Last year, I penned a note in December about delusion and how it had been a word stuck on my mind for months. I was plagued, particularly in the latter half of the year – by thoughts that crazy, unfathomable things would and could happen for me. I could delude myself into the fantasies I selected as I prepared for myself. And as much as I joke about delusion, I’ve genuinely tried to make it stick. It’s not quite working for me but I’ve figured out why.

Delulu, The Solulu?

Delusion carries the weight of something separate from current reality. Something so far, so contrary to not only who I am but where I am. But wanting things so deeply, so desirable to me, despite no clear path in sight isn’t necessarily an absurd thing that can’t come to pass. And that is my issue with delusion. My heart continues to be warmed by reminders and thoughts that it can happen for me. My wants and desires, they’re not all far-fetched. I would search and delete my history looking for good news in horoscopes and astrology accounts. Hope the verse of the day would tell me what I wanted to hear at that moment, a gentle reminder to keep going. Delusion is segue from the meritocratic dream, and as such, it holds its own as a solid belief. 

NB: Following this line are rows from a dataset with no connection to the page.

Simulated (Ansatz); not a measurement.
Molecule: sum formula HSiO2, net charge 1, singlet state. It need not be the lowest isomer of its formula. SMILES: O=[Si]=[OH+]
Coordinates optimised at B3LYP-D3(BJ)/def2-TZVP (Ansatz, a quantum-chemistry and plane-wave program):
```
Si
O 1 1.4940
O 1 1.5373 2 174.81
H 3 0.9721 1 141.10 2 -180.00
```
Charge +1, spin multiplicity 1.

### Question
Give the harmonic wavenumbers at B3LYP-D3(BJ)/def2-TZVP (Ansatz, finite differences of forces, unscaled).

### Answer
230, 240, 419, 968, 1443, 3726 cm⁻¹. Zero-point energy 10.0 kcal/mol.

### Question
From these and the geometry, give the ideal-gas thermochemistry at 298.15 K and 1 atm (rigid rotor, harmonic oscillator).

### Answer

My issue and continuous bone of contention is I lack balance. I struggle to find the perfect medium, scales tilted on the exact plane they should be. Being a delusional girl is a double edged sword. On the one hand, these things can and will happen to me. On the other hand, just as easily, they can’t and won’t. Trying to lean into delusion feels like a complete abandonment of things that are possible. It pedastalizes all my hopes and dreams, creating an immeasurable distance between us. 

A Coping Mechanism, A Belief System

Throughout the year, I’ve come to quiet realizations about delusion. I thought I was doing delusion wrong and that was never quite the case. In Dear Senthuran, Akwaeke writes ‘I bribed myself with the future.’ Delusion isn’t necessarily an absurd fruition of our whispered wants and dreams. It sits on par probably with manifestations. For others it’s the solid faith that comes with prayer and servitude of a higher power. It’s the universe delivering what’s yours. Delusion is as delusion does, and like belief systems, it requires surrender and vulnerability and it’s lucky and unlucky. To be or not to be, unchangeable yet extremely malleable. And it works or it doesn’t, but we lean into it anyway.